Lost in High-Dimensional Space: Study Improves the Cure for the “Curse Of Dimensionality”

Researchers have developed a new method for making effective calculations in “high-dimensional space” – and proved its worth by using it to solve a 93-dimensional problem.

Dimensionality
Projection of a 9-dimensional cube. High-dimensional spaces pose considerable problems when trying to make calculations and predictions – something that the new method devised by researchers aims to address.Credit: Tom Ruen via Wikimedia Commons.

In most cases you are like a blindfolded person, walking around drunk in the energy landscape.

Stefano Martiniani

Researchers have developed a new technique for making calculations in “high-dimensional space” – mathematical problems so wide-ranging in their scope, that they seem at first to be beyond the limits of human calculation.

In what sounds like the title of a rejected script for an Indiana Jones movie, the method improves on existing approaches to beat a well-known problem known as “The Curse Of Dimensionality”. It was devised by a team of researchers at the University of Cambridge.

In rough terms, the “Curse”, refers to the apparent impossibility of making calculations in situations where the number of variables, attributes, and possible outcomes is so large that it seems futile even to try to comprehend the problem in the first place.

A simple example is this: Imagine that you have a cup containing 100 grains of rice. You pick it up, shake it, and put it down again. The arrangement within the cup changes, but what are the chances of that arrangement occurring, relative to all other possibilities?

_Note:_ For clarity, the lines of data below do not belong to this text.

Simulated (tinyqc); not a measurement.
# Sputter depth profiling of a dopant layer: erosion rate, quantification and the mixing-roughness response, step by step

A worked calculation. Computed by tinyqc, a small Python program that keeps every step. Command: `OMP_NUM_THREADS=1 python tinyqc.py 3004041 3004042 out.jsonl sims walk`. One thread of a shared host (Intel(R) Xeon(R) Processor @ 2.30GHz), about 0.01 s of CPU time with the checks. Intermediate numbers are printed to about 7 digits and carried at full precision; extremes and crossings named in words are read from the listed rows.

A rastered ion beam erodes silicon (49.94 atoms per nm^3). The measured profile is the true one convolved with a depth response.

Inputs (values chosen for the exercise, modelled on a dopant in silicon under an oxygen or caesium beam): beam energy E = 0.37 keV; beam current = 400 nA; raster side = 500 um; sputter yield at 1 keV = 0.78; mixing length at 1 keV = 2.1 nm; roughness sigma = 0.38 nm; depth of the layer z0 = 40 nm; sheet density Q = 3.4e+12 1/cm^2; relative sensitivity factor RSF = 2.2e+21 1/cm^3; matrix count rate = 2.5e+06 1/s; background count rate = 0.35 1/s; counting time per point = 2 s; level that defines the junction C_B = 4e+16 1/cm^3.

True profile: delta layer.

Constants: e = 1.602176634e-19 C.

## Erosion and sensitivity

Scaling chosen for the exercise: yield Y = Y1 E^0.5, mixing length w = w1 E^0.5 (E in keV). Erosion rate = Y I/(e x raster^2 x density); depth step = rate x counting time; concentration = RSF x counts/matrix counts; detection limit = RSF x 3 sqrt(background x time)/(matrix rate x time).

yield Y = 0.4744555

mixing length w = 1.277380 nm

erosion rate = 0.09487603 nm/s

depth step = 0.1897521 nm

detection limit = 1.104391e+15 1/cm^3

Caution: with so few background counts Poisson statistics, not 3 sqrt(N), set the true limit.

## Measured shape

While most people would reasonably consider that problem not just impossible, but largely pointless, it illustrates the type of maths needed to make predictions about much bigger – and more meaningful – issues.

Those include, for example, trying to model the likely shape and impact of a decaying ecosystem, such as a developing area of deforestation, or the potential effect of different levels of demand on a power grid. More fundamentally, the same class of calculation would theoretically enable us to get to grips with the statistical probability of our own existence on Earth, or the chances that life might happen again, elsewhere in the Universe.

The new study was led by Stefano Martiniani, a Gates Scholar at St John’s College, Cambridge, who carried out the work with colleagues in the Department of Chemistry and at Microsoft Research in Cambridge.

“There is a very large class of problems that can be solved through the sort of approach that we have devised,” Martiniani said. “It opens up a whole world of possibilities in the study of things like dynamical systems, chemical structure prediction, or artificial neural networks.”

Most people understand “dimensions” to mean height, width, depth and time, but in Mathematics the term is also used flexibly to describe the number of parameters needed to specify a “state” for any given problem. The more complicated the problem in question, the greater the space you need to express the parameters. They therefore become “high-dimensional spaces”.

Similarly, working out the likelihood of a particular outcome in a situation where all sorts of different variables apply – such as the grains of rice in a cup arranging themselves in a particular way – is a high-dimensional problem. Expressing and plotting the combined impact of the many parameters that might affect the outcome involves imagining a graph with multiple axes, as if working in numerous dimensions at once.

The method devised by Martiniani and colleagues, like other approaches, begins by characterising such challenges as an “energy landscape”. The range of possible states in which a system such as the cup of rice may exist is envisaged as a landscape of mountains and valleys, in which the base of each valley is a stable state.

The set of initial conditions leading to this stable state is called a “basin of attraction”. The fundamental theory is that, if the volume of each basin of attraction can be calculated, then this begins to provide some sort of indication of the probability of a given state’s occurrence.

To do that, researchers build computer software which models high dimensional systems, using the landscape analogy, and makes calculations within it.

The simplest model is a brute force approach, which essentially takes a reading, shakes the system up, takes another reading, and repeats the process – many millions of times – in an attempt to establish the probability of certain outcomes. A more sophisticated strategy recurrently starts in the same place and measures the average distance within the energy landscape in which the system finds the same basin of attraction, through which the user gradually develops an appreciation of its volume.

“In most cases you are like a blindfolded person, walking around drunk in the energy landscape,” Martiniani said. “At any given moment, you only really know where you are and where you have just come from.”

In the new study, however, the team applied a different approach to the same kind of problem. Borrowing a technique widely used in biomolecular simulations, called the Multistate Bennett Acceptance Ratio, they developed a method which systematically tests the limits of one particular basin of attraction. Rather than gauging its volume by just taking an average from random samples, it looks for the furthest and least likely limits.

The net result is a much more efficient sampling technique, which enables a much broader range of calculations in high-dimensional space.

To test this, the team modelled an imaginary 93-dimensional “system” made up of 32 soft spheres that could be packed together in multiple ways. They found that they were able to sample and quantify outcomes within that system that would only be found randomly one in every 10100 times. In other words, the chances of stumbling across those outcomes by chance would be one in ten duotrigintillion.

“In basic terms it goes where brute force sampling never will, because if you started to try, you would never finish,” Martiniani added. “Technically, the limits of the problems we can solve are now not those of the approach, but the computing power we need to simulate the underlying energy landscape. When addressing these kinds of problems in high-dimensional space, this should now be the technique of choice.”